The World Bank expects to lend up to US$1.5 billion a year to China between now and 2010 to help it combat poverty and environmental and sustainable development challenges, according to a World Bank conference held yesterday.
The bank said that its board of directors has endorsed a new Country Partnership Strategy (CPS) for China covering the period between 2006 and 2010.
Poverty alleviation, helping China to integrate into the world economy, strengthening its financial sector, improving public and market institutions, and environmental protection are the five major objectives of the new five-year plan.
In support of the five major objectives, the CPS includes a large program of analytical and advisory services, and research and training to facilitate policy discussions and underpin future lending.
"The new Country Partnership Strategy recognizes clearly that helping China to strengthen its economy, manage its resources and environment and improve governance are important not only for the Chinese people but also for people all over the world," according to World Bank President Paul Wolfowitz.
Under the scheme the bank will lend up to US$1.5 billion annually to China, with about 70 percent of the cash going to proposed projects in inland provinces.

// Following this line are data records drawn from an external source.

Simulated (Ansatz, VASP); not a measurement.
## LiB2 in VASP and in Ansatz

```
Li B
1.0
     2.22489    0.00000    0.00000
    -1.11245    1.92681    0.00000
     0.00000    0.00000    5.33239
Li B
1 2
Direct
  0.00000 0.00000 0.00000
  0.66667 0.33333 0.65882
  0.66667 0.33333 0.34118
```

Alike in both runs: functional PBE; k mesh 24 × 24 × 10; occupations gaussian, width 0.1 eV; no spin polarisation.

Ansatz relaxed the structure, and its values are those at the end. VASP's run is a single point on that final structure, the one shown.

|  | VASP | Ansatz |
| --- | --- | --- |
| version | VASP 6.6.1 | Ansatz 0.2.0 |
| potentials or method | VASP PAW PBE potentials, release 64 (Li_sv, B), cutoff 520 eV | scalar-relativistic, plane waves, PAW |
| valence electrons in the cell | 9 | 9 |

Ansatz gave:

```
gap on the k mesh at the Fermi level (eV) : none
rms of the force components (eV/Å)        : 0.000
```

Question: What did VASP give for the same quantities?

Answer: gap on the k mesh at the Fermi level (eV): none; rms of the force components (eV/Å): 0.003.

"China remains a developing country, with GDP (gross domestic product) per capita about US$1,740 and more than 135 million people living on less than a US$1 a day, mostly in rural areas and in inland provinces which lag behind," the bank said.
"The key aim of our strategy is to help China address its environmental challenges, social challenges and poverty challenges," said David Dollar, the World Bank's China country director.
The plan has a big role for the International Finance Corporation (IFC), the World Bank's private sector arm, which expects new investments in China to exceed US$500 million per year.
"IFC will continue to provide technical assistance to help improve the business environment in China, while complementary investments help to strengthen the financial sector, shift assets into the private sector and encourage the private sector to adopt international best practices," IFC's Executive Vice President Lars Thunell said.
According to Dollar, IFC's lending will go directly to the private sector, with a focus on small and medium-sized enterprises outside the coastal areas.